RNNs and Sequence Models¶

Recurrent Neural Networks process sequential data by maintaining hidden state across time steps. While largely superseded by transformers for NLP, they remain relevant for time series and streaming applications.

Simple RNN¶

Process one element at a time: h_t = tanh(W_hh * h_(t-1) + W_xh * x_t + b)

Fatal flaw: vanishing gradients. For sequences > ~20 tokens, gradients shrink exponentially through backpropagation through time (BPTT). Cannot learn long-range dependencies.

LSTM (Long Short-Term Memory)¶

Solves vanishing gradient with gating mechanism:

Forget gate: what to discard from cell state. f_t = sigma(W_f * [h_(t-1), x_t] + b_f)
Input gate: what new information to store. i_t = sigma(W_i * [h_(t-1), x_t] + b_i)
Output gate: what to output. o_t = sigma(W_o * [h_(t-1), x_t] + b_o)
Cell state: long-term memory path with additive updates (gradients flow freely)
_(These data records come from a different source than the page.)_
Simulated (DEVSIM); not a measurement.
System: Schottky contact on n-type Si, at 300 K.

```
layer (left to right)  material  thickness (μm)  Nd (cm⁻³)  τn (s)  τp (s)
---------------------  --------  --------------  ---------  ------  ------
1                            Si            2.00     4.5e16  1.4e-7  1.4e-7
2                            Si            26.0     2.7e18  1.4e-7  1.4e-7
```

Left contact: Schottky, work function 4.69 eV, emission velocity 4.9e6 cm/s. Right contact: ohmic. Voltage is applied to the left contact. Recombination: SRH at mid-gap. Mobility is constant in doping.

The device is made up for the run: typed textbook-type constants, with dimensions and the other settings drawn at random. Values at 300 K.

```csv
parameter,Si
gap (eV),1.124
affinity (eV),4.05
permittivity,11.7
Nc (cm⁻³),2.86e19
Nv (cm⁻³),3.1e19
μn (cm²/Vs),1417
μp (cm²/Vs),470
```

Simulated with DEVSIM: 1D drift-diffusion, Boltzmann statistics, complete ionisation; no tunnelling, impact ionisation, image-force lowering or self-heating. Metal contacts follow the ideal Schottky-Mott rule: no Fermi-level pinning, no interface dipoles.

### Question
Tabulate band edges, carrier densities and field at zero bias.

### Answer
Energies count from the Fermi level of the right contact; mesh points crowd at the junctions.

Handles sequences of ~200-500 tokens effectively.

import torch.nn as nn

lstm = nn.LSTM(
    input_size=300,      # input feature dimension
    hidden_size=128,     # hidden state dimension
    num_layers=2,        # stacked LSTM layers
    bidirectional=True,  # process forward AND backward
    batch_first=True,    # input shape: (batch, seq, features)
    dropout=0.2          # between layers
)

GRU (Gated Recurrent Unit)¶

Simplified LSTM with two gates instead of three: - Update gate: combines forget and input gates - Reset gate: controls how much past to ignore

Similar performance to LSTM, fewer parameters, slightly faster.

gru = nn.GRU(input_size=300, hidden_size=128, num_layers=2,
             bidirectional=True, batch_first=True)

Bidirectional¶

Process sequence forward AND backward, concatenate hidden states. Captures both left and right context.

Output dimension doubles: hidden_size * 2 for bidirectional.

Use for: classification, tagging, anything where you see the full sequence. Don't use for: generation (can't look at future tokens during generation).

Time Series with RNNs¶

Forecasting Pattern¶

class TimeSeriesLSTM(nn.Module):
    def __init__(self, input_size, hidden_size, num_layers=1):
        super().__init__()
        self.lstm = nn.LSTM(input_size, hidden_size, num_layers, batch_first=True)
        self.fc = nn.Linear(hidden_size, 1)

    def forward(self, x):
        lstm_out, _ = self.lstm(x)
        return self.fc(lstm_out[:, -1, :])  # use last time step

AR (AutoRegressive) Models¶

y_t = phi_1 * y_(t-1) + phi_2 * y_(t-2) + ... + phi_p * y_(t-p)

Features are automatically extracted from lags - no manual target feature engineering needed.

Sequence-to-Sequence¶

Encoder processes input sequence -> context vector -> decoder generates output sequence.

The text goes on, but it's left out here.